So, making sure that we do not self-sabotage through procrastination is critical to our success as entrepreneurs. Hence, an excellent entrepreneurial strategy is to nip procrastination in the bud, before we allow it to ruin our efforts, our business ventures. What a terrible thing it would be to have to fire ourselves!
My Own Background and Relationship with Procrastination
Over the years, my dad and I have had a lot of jokes about procrastination, especially since it appears that I inherited some of that trait from him. When I visit my dad, a lot of times we’ll talk about piles of paper in the living room or dining room, and he’ll laugh and joke and say “Why put off today what we can put off tomorrow.”
My husband, John is always telling me that I need to watch my own propensity to collect piles of paper. And it’s true. I do have piles of paper. I’ve gotten a little bit better in the last couple of years because I’m keenly aware of the hidden costs of procrastination:
- Clutter = Negative impact on my ability to work efficiently.

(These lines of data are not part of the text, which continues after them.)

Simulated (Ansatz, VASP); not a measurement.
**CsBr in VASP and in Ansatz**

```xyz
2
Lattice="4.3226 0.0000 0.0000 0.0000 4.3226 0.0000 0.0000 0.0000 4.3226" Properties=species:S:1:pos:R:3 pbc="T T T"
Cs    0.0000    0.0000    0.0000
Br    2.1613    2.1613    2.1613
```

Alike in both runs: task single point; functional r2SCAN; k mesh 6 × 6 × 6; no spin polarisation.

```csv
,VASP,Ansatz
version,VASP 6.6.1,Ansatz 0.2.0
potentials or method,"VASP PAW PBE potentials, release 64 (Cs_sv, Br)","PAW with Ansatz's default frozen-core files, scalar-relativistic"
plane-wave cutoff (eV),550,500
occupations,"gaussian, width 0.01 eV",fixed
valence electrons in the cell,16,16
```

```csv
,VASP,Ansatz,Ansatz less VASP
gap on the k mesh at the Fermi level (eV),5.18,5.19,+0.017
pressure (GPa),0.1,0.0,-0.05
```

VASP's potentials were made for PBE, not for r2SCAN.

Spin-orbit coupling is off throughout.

- Lack of efficiency = Lack of productivity.
- Lack of productivity = Lack of results.
- Lack of results = Lack of income.
- …You get the idea…
Sad Costs of Procrastination
In fact, in the book The Procrastination Cure – 7 Steps to Stop Putting Life Off, Jeffery Combs discusses such hidden costs. In one example, he talks about how he procrastinated for years regarding a visit to the dentist. When he finally went to the dentist he needed about $5000 worth of work done.
There are other, perhaps more intangible costs of procrastination. In my own case, I distinctly recall some years ago saying to myself, “I really need to visit so-and-so.” I kept thinking about it, I told myself several times that I needed to visit so-and-so, and then one day I read in the paper that this particular person had passed away. The cost? An overwhelming feeling of guilt and sadness.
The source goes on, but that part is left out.